Kofi Bentil is right to be angry and so am I

Thu, 7 Apr 2016 Source: Baidoo, Philip Kobina

It is extremely difficult experience for the human consciousness to cede to superior knowledge or admit fallibility when we are so much convinced of our own frail epistemology. And it takes a lot of courage and wisdom for anybody to admit that I am wrong. On that score, I am prepared to sympathise with Professor J.A. Quarm. On the other hand, I cannot allow my personal sentiments to compromise my objective analysis of the unpardonable error in the textbook used for teaching six year olds under the auspices of the Ghana Education Service.

Centuries ago, when human technology and knowledge were in rudimentary stage by modern standards, we used to think that the world was flat. We now know better, though there are some die-hard nuts who still believe this celestial body we call home is flat irrespective of the incontrovertible visual evidence from the NASA space station and the wonderful images from the Hubble telescope. As a result, we have completely dispensed with the flat earth theory.
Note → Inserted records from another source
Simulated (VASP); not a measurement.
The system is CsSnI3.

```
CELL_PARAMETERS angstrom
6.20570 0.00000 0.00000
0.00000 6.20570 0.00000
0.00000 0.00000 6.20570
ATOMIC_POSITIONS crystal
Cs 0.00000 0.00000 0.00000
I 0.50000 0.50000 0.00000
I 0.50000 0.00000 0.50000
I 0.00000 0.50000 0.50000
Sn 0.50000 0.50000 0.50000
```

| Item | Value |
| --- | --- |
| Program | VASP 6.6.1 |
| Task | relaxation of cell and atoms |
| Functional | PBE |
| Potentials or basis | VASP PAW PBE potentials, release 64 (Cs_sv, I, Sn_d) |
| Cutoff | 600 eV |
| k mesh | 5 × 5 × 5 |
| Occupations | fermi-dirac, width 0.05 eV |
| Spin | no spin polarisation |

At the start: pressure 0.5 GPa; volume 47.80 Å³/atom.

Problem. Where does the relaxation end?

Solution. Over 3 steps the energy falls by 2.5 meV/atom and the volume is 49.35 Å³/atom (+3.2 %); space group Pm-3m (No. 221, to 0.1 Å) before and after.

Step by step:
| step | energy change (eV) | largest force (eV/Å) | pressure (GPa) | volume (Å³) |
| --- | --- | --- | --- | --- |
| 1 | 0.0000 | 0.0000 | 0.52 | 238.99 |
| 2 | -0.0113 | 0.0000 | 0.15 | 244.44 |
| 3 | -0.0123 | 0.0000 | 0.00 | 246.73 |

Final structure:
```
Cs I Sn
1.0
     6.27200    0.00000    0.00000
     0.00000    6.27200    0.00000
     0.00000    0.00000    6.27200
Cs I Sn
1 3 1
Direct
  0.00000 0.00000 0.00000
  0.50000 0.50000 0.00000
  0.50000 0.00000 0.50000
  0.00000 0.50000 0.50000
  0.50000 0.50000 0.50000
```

Poverty and the limitations within the scope of our knowledge have rendered the head, in our society, as beast of burden. In our major cities, hawkers carry around their goods on their heads to sell for their daily bread. It’s not the best option; poverty is what constrains them to choose that route. Educating our children is a means to eliminate poverty. It is meant to open new vistas and horizon that will help increase their alternatives in the future. And how do you deposit into their consciousness knowledge that will reinforce and perpetuate the poverty that education is supposed to vanquish.

We have gotten to a point in our developmental odyssey to discourage the idea of using the head as a means for carrying load. It is inconceivable for a whole professor to marshal his thought processes to pen a textbook for six year olds and label the function of the head as a means for carrying load. This is what happens when you have the state running things. There is no doubt the professor would have succeeded in having his book used in some primary schools even under private enterprise. However, there would have been some school proprietors who would have objected to such mediocrity.

Kofi Bentil has already taken him to the laundry, and I would have expected him to admit that it was a mistake, but rather he has stuck to his guns. What I find ridiculous is the attempt by some of his apologists to defend this clear case of oversight, if not outright errant, information. One of the them was with the opinion that the information provided was adequate for the level of the pupils the text is intended, but it will change when their minds are matured enough to grasp the concept of thinking. Instead of admitting the mistake, they are further digging themselves into a deeper hole. The right information does not change; the complexity is what transforms with time as the education of children progresses. One plus one is two, and that is enough for six year olds. Minus six plus eight is also equal to two. The answer for the former and the latter is the same, but the determinants is what makes the difference here. The second one is complicated for most six year olds to comprehend.

Now, the most important and what makes me cringe is the fact that we live in a global village, and the knowledge that we provide our children should be universally relevant. Even when you go to some poor villages in Africa, not to mention Europe and other developed countries, they do not use their head to carry load. Such information will be out of place and inappropriate. Local knowledge is all well and good, however, if you are writing a textbook that can, perhaps, cross national boundaries you have to look at the universality of the knowledge you are disseminating.

I will back Kofi Bentil that the textbook should be withdrawn. If they think that it is too expensive to call back the whole consignment, I will suggest that they black out the unacceptable text and relabel it – for thinking. The Ghana Education Service should be able to provide the resources to accomplish that, because this is an affront to human intelligence, and no excuses should be offered whatsoever. The head is for thinking; it is not negotiable.